30 April 2015
RAAF Growler (photo : Aviation Week)
WASHINGTON - The State Department has made a determination approving a possible Foreign Military Sale to Australia for F/A-18E/F Super Hornet and EA-18G Growler Aircraft Sustainment and associated equipment, parts and logistical support for an estimated cost of $1.5 billion. The Defense Security Cooperation Agency delivered the required certification notifying Congress of this possible sale today.
The Government of Australia has requested a possible sale of follow-on sustainment support and services for twenty four (24) AF/A-18Fs Super Hornet and twelve (12) AEA-18G Growler aircraft. The sustainment efforts will include software and hardware updates, Engineering Change Proposals, System Configuration upgrades, system integration and testing, engine component improvement, tools and test equipment, spare and repair parts, support equipment, publications and technical documentation, personnel training and training equipment, aircrew trainer devices upgrades, U.S. Government and contractor technical assistance, and other related elements of logistics and program support. The estimated cost is $1.5 billion.

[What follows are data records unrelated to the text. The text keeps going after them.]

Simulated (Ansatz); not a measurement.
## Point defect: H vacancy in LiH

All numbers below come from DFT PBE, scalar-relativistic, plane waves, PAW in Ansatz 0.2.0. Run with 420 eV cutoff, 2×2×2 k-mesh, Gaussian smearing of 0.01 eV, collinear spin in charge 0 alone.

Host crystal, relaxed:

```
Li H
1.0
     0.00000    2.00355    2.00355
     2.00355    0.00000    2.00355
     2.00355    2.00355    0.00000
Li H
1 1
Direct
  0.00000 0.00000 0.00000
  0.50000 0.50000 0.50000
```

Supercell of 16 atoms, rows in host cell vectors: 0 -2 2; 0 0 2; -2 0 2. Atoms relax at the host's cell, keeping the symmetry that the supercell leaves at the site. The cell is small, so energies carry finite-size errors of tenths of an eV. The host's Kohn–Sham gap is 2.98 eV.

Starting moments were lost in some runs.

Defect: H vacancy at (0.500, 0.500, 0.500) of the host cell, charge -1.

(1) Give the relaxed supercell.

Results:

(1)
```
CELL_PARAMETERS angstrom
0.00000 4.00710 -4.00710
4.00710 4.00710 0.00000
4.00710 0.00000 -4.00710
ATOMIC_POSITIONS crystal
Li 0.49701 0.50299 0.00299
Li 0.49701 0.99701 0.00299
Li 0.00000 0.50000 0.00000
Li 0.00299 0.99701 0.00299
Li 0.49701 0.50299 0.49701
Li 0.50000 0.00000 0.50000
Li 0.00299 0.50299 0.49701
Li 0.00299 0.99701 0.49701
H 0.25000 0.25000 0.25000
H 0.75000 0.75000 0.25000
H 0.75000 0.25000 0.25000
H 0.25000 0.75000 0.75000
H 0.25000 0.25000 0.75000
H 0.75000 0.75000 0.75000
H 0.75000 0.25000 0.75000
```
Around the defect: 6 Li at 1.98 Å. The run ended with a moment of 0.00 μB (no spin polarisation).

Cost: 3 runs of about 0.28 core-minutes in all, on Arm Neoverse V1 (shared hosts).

This sale will contribute to the foreign policy and national security of the United States by helping to improve the security of a major contributor to political stability, security, and economic development in Southeast Asia and around the world. Australia is an important ally and partner that contributes significantly to coalition, peacekeeping, and humanitarian operations around the world. It is vital to the U.S. national interest to assist our ally in developing and maintaining a strong and ready self-defense capability. This proposed sale is consistent with those objectives and facilitates burden sharing with a key ally.
The proposed sale of follow-on sustainment support and services will enable the Royal Australian Air Force to ensure the reliability and performance of its F/A-18 fleet. The follow-on support will allow Australia to maintain aircraft availability/operational rates, and enhance interoperability with the U.S. and other nations.
The proposed sale of this additional support will not alter the basic military balance in the region.
The principal contractor will be The Boeing Company in St. Louis, Missouri. There are no known offset agreements proposed in connection with this potential sale.
Implementation of this proposed sale may require continued assignment of U.S. Government and contractor representatives to Australia.
There will be no adverse impact on U.S. defense readiness as a result of this proposed sale.
This notice of a potential sale is required by law and does not mean the sale has been concluded.